Simple Web Server using Rust

Table of Contents

Introduction #

This course is to implement simple static web server using Rust

Modules #

use std::io::prelude::*;
use std::net::TcpListener;
use std::net::TcpStream;
use std::fs::File;

prelude → https://doc.rust-lang.org/std/prelude/index.html
TcpListener → https://doc.rust-lang.org/std/net/struct.TcpListener.html

After creating a TcpListener by binding it to a socket address, it listens for incoming TCP connections. These can be accepted by calling accept or by iterating over the Incoming iterator returned by incoming.

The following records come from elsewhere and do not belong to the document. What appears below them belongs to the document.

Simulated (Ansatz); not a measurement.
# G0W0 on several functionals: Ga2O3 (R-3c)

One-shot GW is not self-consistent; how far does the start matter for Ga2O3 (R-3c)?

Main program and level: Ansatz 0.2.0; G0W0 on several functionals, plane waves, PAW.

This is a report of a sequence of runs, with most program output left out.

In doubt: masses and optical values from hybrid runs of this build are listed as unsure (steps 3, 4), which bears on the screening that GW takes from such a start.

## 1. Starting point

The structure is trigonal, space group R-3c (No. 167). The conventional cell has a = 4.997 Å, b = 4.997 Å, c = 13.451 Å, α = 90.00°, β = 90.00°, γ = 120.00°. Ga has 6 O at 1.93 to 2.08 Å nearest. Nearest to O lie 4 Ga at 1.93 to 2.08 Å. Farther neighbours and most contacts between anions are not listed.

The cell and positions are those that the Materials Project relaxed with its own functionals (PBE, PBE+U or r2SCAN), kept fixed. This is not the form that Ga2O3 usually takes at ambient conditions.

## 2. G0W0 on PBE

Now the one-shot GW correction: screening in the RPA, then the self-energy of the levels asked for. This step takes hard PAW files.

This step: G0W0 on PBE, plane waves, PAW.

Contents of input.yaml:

TcpStream → https://doc.rust-lang.org/std/net/struct.TcpStream.html

Stream between a local and a remote socket. After creating a TcpStream by either connecting to a remote host or accepting a connection on a TcpListener, data can be transmitted by reading and writing to it.

File → https://doc.rust-lang.org/std/fs/struct.File.html

Opening files like index.html

main #

fn main() {
	let listener = TcpListener::bind("127.0.0.1:8000").unwrap();
	for stream in listener.incoming() {
		let stream = stream.unwrap();
		handle_connection(stream).unwrap();
	}
}

listener.incoming() returns an iterator over the connections being received on this listener. Each stream in iterator becomes Result<TcpStream>.

handle_connection #

fn handle_connection(mut stream: TcpStream) {
	let mut buffer: [u8; 512] = [0; 512];
	stream.read(&mut buffer).unwrap();

	const GET: &[u8; 16] = b"GET / HTTP/1.1\r\n";
	
	// If client sends GET request
	if buffer.starts_with(GET) {
		let mut file = File::open("index.html").unwrap();
		let mut contents = String::new();
		// open index.html and put its content to string
		file.read_to_string(&mut contents).unwrap();
		
		// create response as HTTP protocol
		let response = format!("HTTP/1.1 200 OK\r\nContent-Length: {}\r\n\r\n{}",
			contents.len(),
			contents
		);

		// write response as bytes
		stream.write(response.as_bytes()).unwrap();
		// To ensure all buffered content reached its destination, flush this stream
		stream.flush().unwrap();
	} else {
		const NOT_FOUND: &str = "HTTP/1.1 404 NOT FOUND";
		let contents = "Cannot Found its Method or Resources";
		let response = format!("{}\r\nContent-Length: {}\r\n\r\n{}",
			NOT_FOUND,
			contents.len(),
			contents.to_string()
		);
		stream.write(response.as_bytes()).unwrap();
		stream.flush().unwrap();
	}
}

Multi threading Web Server #

Simple Web server using rust which mentioned above can’t be used in production. Because, it can’t handle multiple request concurrently. The server above could only handle one request at a time. For example, when one request takes more than 5 seconds, the next request must wait until the previous request is processed.

fn handle_slow_connection(mut stream: TcpStream) {
	// --snip--

	thread::sleep(Duration::from_millis(5000));
	stream.write(response.as_bytes()).unwrap();

	// --snip--
}

To prevent this, there are several ways to handle requests simultaneously. For this section, we’ll implement by using multi-threading method.

Thread for reqeust #

use std::thread;

fn main() {
	let listener = TcpListener::bind("127.0.0.1:8000").unwrap();
	for stream in listener.incoming() {
		let stream = stream.unwrap();

		thread::spawn(|| {
			handle_connection(stream).unwrap();
		});
	}
}

Every time when listener gets a new request, thread::spawn() creates a new thread. This makes server possible to accept multiple requests in same time. But, the problem with this version is that it would create new thread every single time when there is a new request. When there are 1000 requests, thousands of new thread will be created. This, can be prevented using a term ThreadPool. I’ll deal with ThreadPool when I have a chance later.